Wang et al. (2026) Coupling strategies of snowmelt runoff model and machine learning in the Lhasa River Basin
Identification
- Journal: Journal of Hydrology Regional Studies
- Year: 2026
- Date: 2026-03-30
- Authors: Tao Wang, Dingzhi Peng, Yuwei Gong, Xingtong Chen, Depeng Zuo
- DOI: 10.1016/j.ejrh.2026.103400
Research Groups
- College of Water Sciences, Beijing Normal University, Beijing, China
Short Summary
This study developed two coupling strategies between the Snowmelt Runoff Model (SRM) and the Transformer machine learning model to enhance streamflow simulation accuracy and interpretability in the Lhasa River Basin. The residual coupling strategy significantly improved simulation accuracy (NSE: 0.97), and SHAP analysis identified precipitation as the main driving factor, with temperature, solar radiation, relative humidity, and land use types exhibiting complex, threshold-dependent influences on streamflow.
Objective
- To enhance the accuracy and interpretability of streamflow simulation in high-altitude regions by proposing a coupled framework of the Snowmelt Runoff Model (SRM) and Machine Learning (ML), specifically the Transformer model.
- To develop and evaluate two coupling strategies: one using SRM residuals as Transformer features for error correction, and another using SRM's intermediate runoff components as input features for physical constraints.
- To understand the driving mechanisms of streamflow by analyzing the comprehensive impacts of meteorological factors and land use on streamflow in the Lhasa River Basin (LRB) using SHapley Additive exPlanations (SHAP).
Study Configuration
- Spatial Scale: Lhasa River Basin (LRB), approximately 3.25 × 10⁴ km², located in the central-southern part of the Qinghai-Tibet Plateau, with elevations between 4000 m and 5500 m.
- Temporal Scale: Daily streamflow simulation and analysis from 2003 to 2015.
Methodology and Data
- Models used:
- Snowmelt Runoff Model (SRM): A physically-based hydrological model using the degree-day method, optimized with Differential Evolution (DE) and L-BFGS-B algorithms.
- Transformer: A neural network architecture based on a self-attention mechanism for sequential data processing.
- Long Short-Term Memory (LSTM): A recurrent neural network used as a benchmark.

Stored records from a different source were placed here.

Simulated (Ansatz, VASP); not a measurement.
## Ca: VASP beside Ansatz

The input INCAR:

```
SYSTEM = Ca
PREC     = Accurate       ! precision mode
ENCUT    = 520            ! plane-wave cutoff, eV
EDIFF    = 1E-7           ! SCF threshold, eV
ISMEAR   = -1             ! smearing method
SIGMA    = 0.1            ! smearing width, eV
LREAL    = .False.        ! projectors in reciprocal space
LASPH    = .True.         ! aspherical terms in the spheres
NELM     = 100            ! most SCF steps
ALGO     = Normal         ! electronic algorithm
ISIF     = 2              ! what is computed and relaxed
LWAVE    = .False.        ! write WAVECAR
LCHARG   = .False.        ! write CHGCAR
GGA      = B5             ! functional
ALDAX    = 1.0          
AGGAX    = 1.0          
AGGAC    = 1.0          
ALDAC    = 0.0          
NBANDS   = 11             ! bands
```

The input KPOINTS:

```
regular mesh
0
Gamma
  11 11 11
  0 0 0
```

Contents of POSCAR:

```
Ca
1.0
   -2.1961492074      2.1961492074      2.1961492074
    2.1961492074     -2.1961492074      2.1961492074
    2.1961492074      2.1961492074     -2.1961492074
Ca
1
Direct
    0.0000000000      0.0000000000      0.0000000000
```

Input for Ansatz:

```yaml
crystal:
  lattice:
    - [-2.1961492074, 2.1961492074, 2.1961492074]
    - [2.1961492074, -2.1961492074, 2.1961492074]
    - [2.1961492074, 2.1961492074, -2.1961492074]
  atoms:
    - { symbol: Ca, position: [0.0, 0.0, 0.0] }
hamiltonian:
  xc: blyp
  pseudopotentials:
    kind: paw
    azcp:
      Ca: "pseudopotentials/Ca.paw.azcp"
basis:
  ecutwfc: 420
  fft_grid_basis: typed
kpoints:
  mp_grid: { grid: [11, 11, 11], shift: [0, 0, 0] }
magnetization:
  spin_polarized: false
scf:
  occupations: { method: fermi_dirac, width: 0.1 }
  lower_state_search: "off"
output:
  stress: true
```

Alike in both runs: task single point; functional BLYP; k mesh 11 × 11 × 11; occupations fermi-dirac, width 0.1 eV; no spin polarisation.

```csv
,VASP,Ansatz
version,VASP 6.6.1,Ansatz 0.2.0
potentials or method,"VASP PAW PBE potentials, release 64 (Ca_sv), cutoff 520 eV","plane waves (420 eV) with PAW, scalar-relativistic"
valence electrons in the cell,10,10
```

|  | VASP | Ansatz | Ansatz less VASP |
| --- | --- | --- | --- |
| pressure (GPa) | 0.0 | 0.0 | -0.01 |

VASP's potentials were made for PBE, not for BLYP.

- SHapley Additive exPlanations (SHAP): A game-theoretic model interpretability method to quantify feature contributions.
- Data sources:
- Observed daily streamflow data (2003–2015) from the Tibet Bureau of Hydrology.
- Daily temperature data at Lhasa from the Tibet Meteorological Bureau.
- 0.1° daily gridded precipitation CHM_PRE V2 dataset.
- MODIS snow cover data MOD10A2 (500 m resolution).
- 30 m China Land Cover Dataset (CLCD) for land use.
Main Results
- The residual coupling strategy (SRM residuals + Transformer) achieved the highest streamflow simulation accuracy, with Nash-Sutcliffe Efficiency (NSE) of 0.97, R² of 0.97, and Kling-Gupta Efficiency (KGE) of 0.95 on the testing set, significantly outperforming standalone SRM (NSE: 0.68) and slightly surpassing standalone Transformer (NSE: 0.96) and LSTM (NSE: 0.94).
- SHAP analysis identified precipitation as the most important driving factor for streamflow in the Lhasa River Basin.
- Temperature showed a significant positive promoting effect on streamflow when exceeding 11.2 °C.
- Solar radiation exhibited a pronounced positive contribution when it exceeded 245.69 W/m².
- Relative humidity showed a similar positive contribution when above 45%.
- Among land use types, barren land and snow cover contributed positively to streamflow when their proportions were high (bare land threshold ~10%, snow cover threshold ~26%), while wetlands showed inhibitory effects.
- Land use changes from 2003 to 2015 included a significant decrease in glacier area (-18%), expansion of water bodies (+60%) and wetlands (+201%), and a sharp decline in farmland (-93%), reflecting climate change impacts and ecological restoration efforts.
- Complex nonlinear interactions and threshold dependencies were observed between climatic factors and land use types, influencing streamflow.
Contributions
- Proposed and validated a novel hybrid modeling framework integrating the physical Snowmelt Runoff Model (SRM) with the Transformer machine learning architecture for enhanced streamflow prediction in high-altitude cold regions.
- Demonstrated that coupling strategies, particularly the residual coupling, significantly improve simulation accuracy compared to standalone physical or machine learning models, addressing challenges in data-scarce and complex hydrological environments.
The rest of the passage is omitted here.